In Machine Learning (ML), there are many terms and concepts and many of them may not be used consistently. When you start studying Artificial Intelligence you will come across with so many concepts. In this article, I will try to explain some of those concepts in a simple way.
If you’re like me, you like simple and direct explanations. With that in mind, I will explain the two types of parameters in ML, and then give a clear explanation of the different hyperparameters.
There are two types of parameters: model parameters and hyperparameters.
Model parameters are the parameters that the algorithm adjusts during the training phase. In Machine Learning, we train a model to predict or classify data. These models have parameters that are tuned during the training phase. In this phase, we feed the model with some data and the model tries to adjust the model parameters in order two make right predictions/classifications. In other words, the model has different parameters, that form a mathematical formula and these parameters need to be learned from the data. Some examples are weights and biases.

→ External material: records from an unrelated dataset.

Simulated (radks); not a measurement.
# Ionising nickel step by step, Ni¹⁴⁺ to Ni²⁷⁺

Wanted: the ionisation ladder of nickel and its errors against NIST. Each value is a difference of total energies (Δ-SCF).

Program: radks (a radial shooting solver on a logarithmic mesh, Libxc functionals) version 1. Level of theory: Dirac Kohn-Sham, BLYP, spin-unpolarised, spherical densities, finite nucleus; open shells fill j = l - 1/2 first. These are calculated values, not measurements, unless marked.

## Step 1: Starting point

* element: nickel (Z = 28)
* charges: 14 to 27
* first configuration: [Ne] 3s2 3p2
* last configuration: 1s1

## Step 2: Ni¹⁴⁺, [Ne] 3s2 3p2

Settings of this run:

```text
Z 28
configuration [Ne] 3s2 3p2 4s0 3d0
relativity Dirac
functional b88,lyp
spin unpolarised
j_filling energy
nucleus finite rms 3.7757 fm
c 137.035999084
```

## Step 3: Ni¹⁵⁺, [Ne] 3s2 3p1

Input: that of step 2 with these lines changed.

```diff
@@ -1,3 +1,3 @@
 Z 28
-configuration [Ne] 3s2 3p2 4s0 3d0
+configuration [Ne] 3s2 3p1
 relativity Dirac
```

The other type of parameters is hyperparameters. These cannot be directly learned from the training process. These values are set by the data scientist before the training begins. A normal process in ML is, set different values for these parameters, train the different models and choose the values that give the best results.
Imagine you’re trying to tune your radio by turning the knobs. In ML you turn the knobs (hyperparameters) in order to get the best model.
Two of the main considerations when deciding the values for the hyperparameters are the time required to train and the amount of memory available.
There are many types of hyperparameters and different types of neural networks require different hyperparameters. Some of them are:
Learning rate: the learning rate quantifies the learning progress of a model in a way that can be used to optimize its capacity. Determines the speed that the parameters are updated. If it’s too high, the model might pass through a good solution.
Number of Epochs: it’s related to the number of times that the process of optimization occurs. One epoch means that the algorithm went through all the data once.
Batch Size: defines the number of samples that will be propagated in the network. Basically, is the number of data samples that the network will train on before updating the model parameters. In essence, it’s a for-loop iterating over one or more samples and making predictions. At the end of each batch, the predictions are compared to the expected values and the error is calculated.
Activation Function: is a function that converts an input signal into an output signal. In simple words, the activation functions decide if the input is important or not. Based on the input, the model uses the activation function to decide whether the neuron should fire or not.
Loss Function: tells us how far is the predicted result from the expected result. Based on this function, the model can tune the model parameters in order to minimize the result of the loss function
Dropout: with dropout, the model ‘ignores’ a certain set of neurons, that are chosen randomly. It’s used to prevent overfitting. Overfitting occurs when the model does very well with the training data, but with unseen data, it doesn’t perform that well. In overfitting, the model will know in detail the training data.
Validation percentage: normally, you will divide the dataset into three datasets. One for training, one for testing and one for validation. The validation dataset is used to minimize overfitting. If you only train the network with training data, most probably the network will only be good at predicting the training data values. By giving a validation data, the network will predict on data that it hasn’t seen.
Optimizer: optimizers help to minimize (or maximizing) the objective function. The overall purpose of the optimizer is to find a set of parameters that minimize (or maximize) the objective function.
These are some of the many parameters in Machine Learning.
There are no right or wrong values for each of these parameters.
You have to do a lot of tests, with different sets of values and check which are the best values for each parameter. It’s really a trial and error process.